The figures presently available say that the average earnings of a CEO for the top 350 corporations in America is $21 million annually. Does this make sense?
In Los Angeles, which is a city with high salaries, a delivery man makes around $43,000 annually. Therefore, the average CEO earns 388 times that of the delivery man. By the way, the average CEO to worker pay ratio found by Public Citizen is 310 to 1, not 388 to 1.
Why don’t these corporations buy highly educated people for much less? For example, you can hire a Harvard lawyer with 30 years experience in Los Angeles for less than $1 million annually. So you could hire three such people for one-seventh of the amount the average CEO is paid. Tim Cook at Apple is paid $133 million annually. Isn’t that getting a bit insane?

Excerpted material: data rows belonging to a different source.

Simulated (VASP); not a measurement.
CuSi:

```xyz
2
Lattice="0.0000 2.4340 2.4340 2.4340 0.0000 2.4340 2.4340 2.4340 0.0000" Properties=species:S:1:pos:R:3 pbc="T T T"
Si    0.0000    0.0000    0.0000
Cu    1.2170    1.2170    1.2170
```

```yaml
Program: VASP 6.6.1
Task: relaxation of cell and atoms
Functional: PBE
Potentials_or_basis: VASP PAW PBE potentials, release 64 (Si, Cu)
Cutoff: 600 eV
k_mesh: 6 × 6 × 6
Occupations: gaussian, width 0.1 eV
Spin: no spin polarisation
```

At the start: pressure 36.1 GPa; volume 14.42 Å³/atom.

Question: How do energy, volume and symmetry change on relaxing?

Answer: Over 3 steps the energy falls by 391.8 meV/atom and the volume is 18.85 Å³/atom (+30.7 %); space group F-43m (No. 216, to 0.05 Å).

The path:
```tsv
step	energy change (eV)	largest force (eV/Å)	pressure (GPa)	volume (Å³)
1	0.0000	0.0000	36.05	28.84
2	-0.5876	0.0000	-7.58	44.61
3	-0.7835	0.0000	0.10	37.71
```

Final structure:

What does a CEO do that is worth so much? Make decisions for the corporation based on experience, and represent the leadership within the corporation and in public. The representation can be done effectively by a good public relations officer. The decisions can be made effectively by two or three smart people with experience in the industry. The entire package shouldn’t be more than $3 million a year, tops. That would mean that $18 million of Cook’s salary could go for other purposes. Like paying the workers another $5,000 annually, perhaps? That would pay for 3600 raises. Creating a much happier workforce. Or maybe just money to go to the shareholders.
Why aren’t the shareholders complaining? Sometimes because the CEO and his/her buddies hold most of the shares. But in the case of Apple, the largest shareholder is Vanguard, with 7.83% of the shares. But Vanguard’s interests are actually the property of its investors. With that kind of leverage, why isn’t Vanguard demanding a cut in salary for Time Cook? If the $18 million went to the Apple shareholders, Vanguard would get $1.4 million. You’d figure that rational shareholders might want a piece of that action.
If you cut all the CEO salaries at an average of $18 million saving per company, then the 350 companies together would get back $6.3 billion collectively. Now, that isn’t peanuts. Shucks, if those companies collectively invested an additional $6.3 billion in production development, we could probably expect some real improvements in product and services. But instead of paying the CEO something reasonable ($1 million? $3 million) they are forking out $21 million on average.
Apple could pay Time Cook $5 million and net $128 million for the shareholders or for the development of products. Or Apple could go around buying up local companies by the fistful and thereby get even more money in the kitty.
The top three institutional owners of Apple are Vanguard, Blackrock, and Berkshire Hathaway, which collectively hold over 20% of the stock. The rational thing for those three institutions to do is question how much Cook should be paid. Of course, they don’t, because the people controlling those entities are buddies with Cook and don’t want to take away money from him.
All of this goes to show that capitalism is not economics. It is cronyism. The system is designed to shove money into the pockets of those in control. If Apple were really controlled through true capitalism, the money that is paid to Cook would go to the shareholders or into corporate investment. (Cook only holds 0.02% of the total Apple stock). So: don’t believe that capitalism is a rational system to maximize profits for the owners. It isn’t.